How to interpret the error message CUDA out of memory

Junhan_Ouyang · May 20, 2021, 9:41pm

Sorry I am relatively new to Pytorch and I know this is an old and common problem
RuntimeError: CUDA out of memory. Tried to allocate 160.00 MiB (GPU 0; 14.76 GiB total capacity; 13.24 GiB already allocated; 97.75 MiB free; 13.63 GiB reserved in total by PyTorch)

So I am trying to train a CycleGan for 2 days. But I face numerous GPU memory problem like it said above.
So when I try to solve the runtime cuda out of memory error. I try to interpret the message. I am thinking that they first tried to allocated 160MB on GPU during my runtime session. There is total 14.76GB total available memory for this particular GPU. However only 13.63 GB is allowed to be used by Pytorch? And 13.24GB already been allocated for this runtime session, so it only have 97.75 MB free memory left, and the required 160MB is larger than the free 97.75MB so it throw the memory error?
Am I interpret the message correctly?

If yes, I don’t know why my training use so many memory. For cycle GAN my generator have like 6 million parameters, discriminator probably 0.5 million parameter. If I add it up it should be around 40-50MB. During my training batches, my image size is 256 * 256, each batch size is 30. Which brings up to around 8-9 MB. Even if I add it up it’s way less than 160MB. I don’t think there is a memory leak problem because the error throw in the first training epochs during my first generator forward calculation. So did I mess up something or is this behavior expected?

Also is it true that 13.24GB in the error message about GPU memory is allocated by me as well, or is it used by other application? The reason I am asking is I am not doing anything with GPU besides training the model so how in the world did 13.24GB been allocated already?

One last question. So I know in order to fix the problem I need to either reduce the batch size or reduce the model size. However many times I found out when I reduce the batch size and model size, the required allocated memory sometime even increase, for example if I reduce my channel by half in Generator conv layer, the expected memory usage should be reduce by close to half, but sometime the error says the required allocated memory actually increased by half. Why is that happening? Also for the free memory sometime for example it will show I have 80 MB free available. But when I reduce the batch size and re-run again it says I only have 40MB left available? Why is this happening as well?

Sorry for many questions, but the memory problem is just really frustrated to solve

eqy · May 20, 2021, 10:34pm

Yes, the issue is that more memory is required than what is available with current allocations. Note that typical training will use far more memory than just what is required for model parameters and the input data. All of the intermediate activations are typically stored for the backward pass and this can often use the bulk of required memory during training. The behavior of the memory requirements being far greater than just the parameters and input size is expected.

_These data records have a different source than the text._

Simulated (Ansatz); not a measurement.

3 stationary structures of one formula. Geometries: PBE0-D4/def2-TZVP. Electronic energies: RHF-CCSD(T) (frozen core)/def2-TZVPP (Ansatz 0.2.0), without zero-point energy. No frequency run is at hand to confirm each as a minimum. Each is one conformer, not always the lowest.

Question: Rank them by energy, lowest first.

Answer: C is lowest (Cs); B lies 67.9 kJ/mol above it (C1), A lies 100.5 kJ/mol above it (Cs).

(A clarification on input images: assuming single precision input, a batch size of 30 with 256x256 input images will use 30x256x256x3 (channels) x 4 bytes which is closer to 23MB.)

You can check the distribution of memory usage via nvidia-smi or similar commands. You might be able to get a few tens of MB back by killing any graphical environments (e.g., a Linux deskop environment) that are running concurrently on the GPU.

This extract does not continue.